Session Proposal: La machine à tweets

“…whenever computer mediated communications technology becomes available to people anywhere, they inevitably build virtual communities with it” -Howard Rheingold

Social media is everywhere in 2013. More and more people are carrying around mobile platforms, tools which are giving them the means to stay in constant contact with ever-broader networks. The implications of contact between new collaborative media (such as Facebook, Reddit, and Twitter) and traditional one-to-many media (such as radio, newspapers, and network TV) are only beginning to come to light, and so they make for an interesting object of research for humanities researchers. Specifically, the impact of new media on the established social discourse surrounding the political, journalistic, artistic, and academic fields is an intersection worth exploring as we look for new ways to share our research.

In this proposed Play/Talk session, participants are invited to help create a machine à tweets : a social network constructed collaboratively from paper, pushpins, pens, pictures, and strings. In addition to their joint creation of a unique visual object, which will incorporate text, colour, and space, participants will be invited to engage in a moderated discussion, identifying similarities and differences between on- and off-line social networks, and considering what these comparisons and contrasts can tell us about the on- an off-line media environments we are a part of.

Marc Rowley is a graduate researcher and MA candidate in Littératures francophones et résonances médiatiques, whose thesis research explores resonances between the social critique function of the 20th century comic novel and that of 21st century tweets.

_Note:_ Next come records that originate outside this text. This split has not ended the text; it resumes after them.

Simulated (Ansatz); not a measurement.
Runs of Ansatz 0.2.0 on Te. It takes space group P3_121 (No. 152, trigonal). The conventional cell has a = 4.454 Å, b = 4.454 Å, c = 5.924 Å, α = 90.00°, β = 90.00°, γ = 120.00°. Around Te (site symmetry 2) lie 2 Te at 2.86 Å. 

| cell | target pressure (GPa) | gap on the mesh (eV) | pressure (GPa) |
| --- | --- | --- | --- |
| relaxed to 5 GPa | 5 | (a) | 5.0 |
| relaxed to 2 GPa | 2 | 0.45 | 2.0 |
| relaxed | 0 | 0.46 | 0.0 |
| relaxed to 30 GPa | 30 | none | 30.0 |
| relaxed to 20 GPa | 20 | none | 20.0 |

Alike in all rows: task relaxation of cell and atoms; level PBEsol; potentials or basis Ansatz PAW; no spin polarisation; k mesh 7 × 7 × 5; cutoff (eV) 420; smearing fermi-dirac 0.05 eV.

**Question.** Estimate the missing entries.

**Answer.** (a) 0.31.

Categories: Collaboration, Digital Literacy, Games, Session Proposals, Social Media, Teaching, Workshops |

About Marc Rowley

I hold a BA.Hons. in French Studies (Drama Minor) from the University of Waterloo (2010), and moved to Montréal in January 2011 with the eventual aim of pursuing graduate studies. I entered the MA program in Littératures francophones et résonances médiatiques in September 2012, and have decided to focus my research on the social critique capacity of Twitter: specifically, to compare and contrast this type of critique with that found in literary forms throughout the 19th and 20th centuries, such as the comedic novel. Outside of school, my interests include theatre (both creation and consumption), writing (mostly essays, with some creative projects as well), eating locally, and lots (lots) of reading (from Tolkein to Rowling to Houllebecq)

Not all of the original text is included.